Over the course of three years, Shara Mays evolved her artistic practice from a focus on Southern landscapes and family struggles to a chase after freedom and identity. Today, she is searching for ways to depict unknowable emotions and imagery. The act of painting helps in this quest.
For Mays, the studio is a point of departure, where the pursuit of liberty begins.
She is a visual artist, she claims, because she doesn’t know how to do anything else. Also because, at an early age, she realized that she couldn’t exist without art in her life.
Born in Tarboro, North Carolina, Mays moved to Colorado at age 11. She completed her BFA at The Corcoran College of Art at George Washington University and lived in New York for a time. In 2004, after the birth of her first daughter, her family followed friends to the Bay Area, eventually making the Temescal neighborhood of Oakland their home. Mays earned her MFA at San Francisco Art Institute in 2020.
After college, she became a visual designer and art director, working for cosmetic companies and Peet’s Coffee. Reaching a turning point 10 years ago, she slowly started moving away from design and back into creating contemporary art full-time.
“I always felt that I wanted to use my art to answer more philosophical questions about life,” Mays told 48hills. “What is our place here on Earth? How do we relate to those who have come before us? How can we exist in this world in a productive way? How can we overcome adversity?”
Mays is resolute, evolving, and colorful in her pursuits. A new studio in Balboa Park provides a roomy, light-filled space that allows her to leave messes, sketches, and works-in-progress all over the place. Prior to that, she worked as an affiliate artist at Headlands Center for the Arts in Sausalito for nine months. She’s also worked from a backyard studio space, though she prefers having a studio that is not close to home.
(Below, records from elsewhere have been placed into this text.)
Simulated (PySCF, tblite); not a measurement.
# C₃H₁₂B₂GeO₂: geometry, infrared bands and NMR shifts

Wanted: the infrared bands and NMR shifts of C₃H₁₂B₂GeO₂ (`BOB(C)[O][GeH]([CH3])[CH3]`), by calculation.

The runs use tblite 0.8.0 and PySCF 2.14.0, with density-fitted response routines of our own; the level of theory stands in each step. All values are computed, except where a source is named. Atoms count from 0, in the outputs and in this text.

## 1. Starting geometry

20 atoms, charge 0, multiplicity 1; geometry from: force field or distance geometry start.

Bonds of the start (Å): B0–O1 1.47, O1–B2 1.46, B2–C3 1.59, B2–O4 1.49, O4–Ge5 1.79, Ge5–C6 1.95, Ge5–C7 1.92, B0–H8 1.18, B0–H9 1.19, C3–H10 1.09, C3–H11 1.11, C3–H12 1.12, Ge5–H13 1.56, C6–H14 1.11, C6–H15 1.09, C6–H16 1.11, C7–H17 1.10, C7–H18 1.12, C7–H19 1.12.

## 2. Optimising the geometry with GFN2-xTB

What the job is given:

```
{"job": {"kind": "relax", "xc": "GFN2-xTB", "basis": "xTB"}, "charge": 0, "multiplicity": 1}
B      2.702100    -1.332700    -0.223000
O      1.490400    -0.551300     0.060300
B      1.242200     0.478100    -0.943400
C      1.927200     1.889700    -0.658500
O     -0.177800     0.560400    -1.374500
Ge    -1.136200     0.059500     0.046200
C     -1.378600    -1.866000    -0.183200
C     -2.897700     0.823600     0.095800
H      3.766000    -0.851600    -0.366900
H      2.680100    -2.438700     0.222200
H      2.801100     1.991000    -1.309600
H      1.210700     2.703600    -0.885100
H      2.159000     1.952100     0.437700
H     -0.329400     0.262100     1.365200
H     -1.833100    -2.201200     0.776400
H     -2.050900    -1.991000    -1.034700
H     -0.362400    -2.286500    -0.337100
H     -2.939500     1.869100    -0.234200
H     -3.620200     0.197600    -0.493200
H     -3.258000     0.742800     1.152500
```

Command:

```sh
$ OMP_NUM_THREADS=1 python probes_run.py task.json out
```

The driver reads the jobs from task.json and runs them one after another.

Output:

At a certain point in her career, she began shifting from literal to internal landscapes. The first paintings in this latter vein were inspired by a family photo from the 1950s of her dad as a toddler. In the photo, he is being held by an older cousin while two other relatives stand alongside them, surrounded by a thicket of lush bushes in her aunt’s front yard.
“Their neighborhood, an all-Black community on the east side of town, feels safe in the photo, even though I know the world surrounding them in the South was not safe for Black children, especially Black boys,” Mays said.
She became interested in conjuring up, on canvas, a safe Eden for ancestors like her father who are no longer alive, and who deserved transcendence from the limitations of racism.
On her studio wall are printouts of vintage imagery of Black Americans interacting in some way with the land. She sources them from the public domain online archives of the Schomburg Center for Research in Black Culture.
Mays’ great-grandfather was a sharecropper, and his descendent is interested in the Black American journey from slavery to farming to widespread removal from any connection to the land. She’s curious about how the modern lived experience is synonymous with the urban landscape.
Her paintings translate this history through bold and expressive means.
“I really believe that my paintings are helping me to learn about things in this world that are indescribable, unknowable—even emotions I have no way to define, or memories I no longer have access to,” Mays said.
The artist feels guided by her intensity and determination to have those experiences made tangible, while letting the innate qualities of paint primarily dominate the work.
“I really embrace drips and splashes and the way paint dries on the canvas,” she said. “Color, color, and more color—I can’t get enough of it. I am obsessed with vibrancy.”
Freedom as the main ingredient is both subject and motivation, as Mays aims to get into “the zone” by also letting go of what she’s learned over the years.
“I try to do whatever the hell I want to with each canvas,” she said. “I’m looking for immediacy, for accepting mistakes, for overcoming the challenges of each composition. I’m relying on my instincts, on muscle memory, so that compositions emerge on the surface that wouldn’t otherwise.”
Though hers is a methodical process, it is also minimal. Starting with her paintings on the floor, Mays applies gesso and high fluid acrylic paint for their first layer, which is all about physical interaction with the canvas. From there, she takes her work to the wall, and begins a more concerted effort to address a narrative, however loosely.
“In every piece, there’s a moment where I struggle,” she said. “I feel like I’ve messed up even. But I keep going because that’s part of the work. I want that struggle embedded into the canvas. I work through the struggle. It’s a lot like life.”
After recent exhibitions at Jenkins Johnson and Chandran galleries, Mays is back in her studio doing drawings and research for a new body of work. Her work is included in “Terra Firma,” through March 19 at New Museum Los Gatos (NUMU.) Mays will have a solo exhibition at Fourth Wall Gallery in Oakland in the spring.
Every piece of Mays’ work is open for interpretation. To her, art is made by the artist but consumed by the viewer. Her sizable canvases, some as large as 84 by 72 inches, allow viewers a kind of full-body immersion, a chance to enter and explore her magical lands.